← Back to team overview

openstack team mailing list archive

Re: Agreeing a common set of Image Properties

 



On 04/09/2012 02:41 PM, Justin Santa Barbara wrote:
I should probably clarify my terminology a little here, as I may have
mangled it:

  * I'm talking about additional/extension properties, not properties
    that are well-known to Glance
  * However, we agree to use a common set of properties to mean certain
    things.

In other words, we all agree to call Debian
"openstack.org:distro=debian.org <http://debian.org>" rather than
"os_distro=Debian" on Cloud1, "distro=debian.org <http://debian.org>" on
Cloud2, "name=Debian Squeeze" on Cloud3 etc

Sure.

        3 main pieces of metadata: os:distro, os:version_major,
        os:version_minor


    In the proposed Images API 2.0, we use JSON Schema's
    additionalProperties collection to allow for discoverable custom
    properties. For the properties you list above, you could either add
    those properties with the prefix you propose above (in
    additionalProperties), or argue for inclusion in the standard
    "properties" collection of the Image Entry schema. You can see both
    the properties and a sample of what additionalProperties are used
    for shown in the schema:

    https://docs.google.com/__document/d/1rb7ZVn0Du___5NZqUyQpqUZSmv7Qd66TMHYAtvsow7__LH4/edit#heading=h.__1nk6x0hs4enq
    <https://docs.google.com/document/d/1rb7ZVn0Du_5NZqUyQpqUZSmv7Qd66TMHYAtvsow7LH4/edit#heading=h.1nk6x0hs4enq>

Ah, OK I understand the proposed  2.0 API a bit better now.

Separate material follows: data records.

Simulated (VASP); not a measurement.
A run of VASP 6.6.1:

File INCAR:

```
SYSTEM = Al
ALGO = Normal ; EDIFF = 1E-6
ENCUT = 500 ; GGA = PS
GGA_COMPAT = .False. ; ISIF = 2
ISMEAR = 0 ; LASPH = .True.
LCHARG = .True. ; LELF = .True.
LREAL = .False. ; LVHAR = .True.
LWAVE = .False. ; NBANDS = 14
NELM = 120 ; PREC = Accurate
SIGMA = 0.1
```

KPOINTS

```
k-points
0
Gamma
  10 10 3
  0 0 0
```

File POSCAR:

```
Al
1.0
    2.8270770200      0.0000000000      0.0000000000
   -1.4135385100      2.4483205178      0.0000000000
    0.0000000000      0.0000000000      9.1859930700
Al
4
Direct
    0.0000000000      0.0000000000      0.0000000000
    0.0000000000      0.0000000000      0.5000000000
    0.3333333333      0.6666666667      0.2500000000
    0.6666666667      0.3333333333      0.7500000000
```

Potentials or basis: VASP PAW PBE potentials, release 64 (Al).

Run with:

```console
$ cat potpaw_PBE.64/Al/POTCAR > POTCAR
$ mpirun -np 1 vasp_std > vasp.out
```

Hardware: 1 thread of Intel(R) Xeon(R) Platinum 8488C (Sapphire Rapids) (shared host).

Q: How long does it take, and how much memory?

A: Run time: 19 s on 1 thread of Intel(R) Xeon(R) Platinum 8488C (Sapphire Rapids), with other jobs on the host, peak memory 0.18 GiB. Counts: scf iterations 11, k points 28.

I'd like to solve this now though, not in 6 / 12 / 18 months.  It sounds
like my proposal is compatible with the new API as well, so no problem
there!

Yes, I hear you :)

          * Some clouds will automatically respin images e.g. weekly
        with the
            latest updates.  This could also be exposed through metadata.
              os:updated_through= "20120301" ?

    Possible, though a version identifier would also work. Or simply a
    query like:
    GET
    /images/sort_by=created_at&__sort_order=desc&limit=1&__property-os:distro=Debian
    (and you can do that in the existing API as well, BTW)

created_at != updated_through in general.   As a simple example, the
cloud provider might make a "clean" image (stock Debian 6.0.3) at the
same time as you make a totally up-to-date image.

You can use updated_at as well in the existing API... though of course, it only refers to the image metadata, not the image file itself since that is static read-only once uploaded...

Not sure what you mean by a version identifier?

Debian 6.0.3 is a version identifier...

          * Some clouds will offer only bare images, some will provide a
        variety
            e.g. bare, LAMP, Hadoop, etc.  Should we use the native package
            names to indicate additional packages?  e.g.
            os:packages="apache2,mysql,__php5" ?

    IMHO, no. That would get overkill. In the new API, you could use
    tags, though. Or you could add a custom extension in the new API so
    that you could expose packages as a subresource of /images/<IMAGE_ID>/.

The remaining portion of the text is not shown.